Single Of The Week is awarded to Arthur Baker featuring Tim Wheeler with Glow, an appetising melody backed by a vigorous thump, and overall a welcome stop-gap in a barren Ash-free ‘tween-album limbo. At the other end of the scale, NeYo confirms his place in R & B’s Hall of Same with So Sick: a painfully unoriginal goo-ballad, aurally the equivalent of overcooked porridge. Awful.

Depeche Mode’s Suffer Well reads like a badly-edited episode of The Osbournes, all bleeps and fuzz in the wrong places. References to the 80’s are all well and good, but don’t try to recreate them entirely. And finally, Nelly combines his bank statement and dental records via the medium of song, in the futile Grillz.

Thursday, March 16, 2006

Morning Runner – Wilderness Is Paradise Now (Parlophone)

It’s not a great time for new bands. Not that there aren’t any – here at The Sloppy Dog, we’re doing proverbial backflips at the promise of some up-and-comers. But sadly, gutter-quality critics and DJs are still bouncing in puddles of their own warm piss at the existence of hype-in-a-freezer-bag, Clearasil-allergic, aural diarrhoea merchants the Arctic Monkeys, hence Morning Runner’s current position, annoyingly just under the radar of greatness.

After a mezze of pleasing singles, this album feels well and truly due, but truth be told, we’d rather be enduring the itch of these hideous belter headphones to listen to The Feeling or The Upper Room. But even fighting the natural urge to be pessimistic, Wilderness Is Paradise Now is, all in all, a rather nice little assortment, operating first and foremost as an illustration of the differentiating bow strings of Morning Runner.

The unrefined charm of Be All You Want Me To Be and Punching Walls is countered by the ornamental warmth of Burning Benches and Best For You. Fear not though – the wistful twinkles are few and far between, and any uncomfortable David Gray moments soon blast into a dramatic upsurge.

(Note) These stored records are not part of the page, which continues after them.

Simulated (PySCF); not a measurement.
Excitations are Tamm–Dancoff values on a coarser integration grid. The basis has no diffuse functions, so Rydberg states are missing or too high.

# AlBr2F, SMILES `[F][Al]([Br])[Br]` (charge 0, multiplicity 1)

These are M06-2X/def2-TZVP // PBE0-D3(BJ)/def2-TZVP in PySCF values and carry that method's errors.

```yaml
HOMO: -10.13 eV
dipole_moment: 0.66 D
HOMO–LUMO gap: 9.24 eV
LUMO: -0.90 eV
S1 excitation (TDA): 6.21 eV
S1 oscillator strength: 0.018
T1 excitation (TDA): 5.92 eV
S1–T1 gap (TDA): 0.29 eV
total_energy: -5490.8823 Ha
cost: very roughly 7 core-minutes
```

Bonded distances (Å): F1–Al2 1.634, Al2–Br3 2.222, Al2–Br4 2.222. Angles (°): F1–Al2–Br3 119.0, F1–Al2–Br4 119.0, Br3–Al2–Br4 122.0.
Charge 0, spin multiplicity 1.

It’s all very pleasantly listenable, and yet leaves you wanting something amazing to happen. Imitating the band’s success perched on the wrong side of mahoosive, Wilderness Is Paradise Now is just short of crossing into significance. Unremarkable, but solid, and surely the stirrings of a whole lot more - Arctic Monkeys implosion pending.

Sunday, March 12, 2006

This week's Celebrity News by Chantelle


Oh my God, right, so it's like, I don't want to become overexposed and that, so my mum agent says I should be more low-key and stuff. So I've gotten me a tutor wot taught me to press the buttons on a computer-typewriter (you know, where the words come up on the telly) to bring you this week’s showbiz news!

Apparently Madonna used to be an actress. I didn't know that. I mean, me and me mum love watching Evita and havin' a good cry and that, but I thought it was the actual Evita, and she just tried to be like Madonna. Y'know, like Kylie Minogue does. Anyways, Madonna's all saying she ain't gonna be doing no more acting! What a shame. I was hopin' me and her could do a chameleo in Footballers Wives together.

I hear Michelle out of Destiny's Child has bought herself a basketball team. Maybe she could get Dennis Rodman on her team? He wanted it, but I was all "no fanks"! HAHAHA! Oh my God! Poor Michelle, she knows she ain't never gonna be like Bernice, so she's going to be the Gordon Svenksson (him wot looks after Engerland) of basketball. She shouldn’t sleep with Faria though. Faria smells.

Finally, Robbie Williams (he SO wants to be Preston) has gotten his mate Jonathan Wilkes to go on tour with him. It's nice that he wants to help disableds, but I can't stand people that are famous for nuffink.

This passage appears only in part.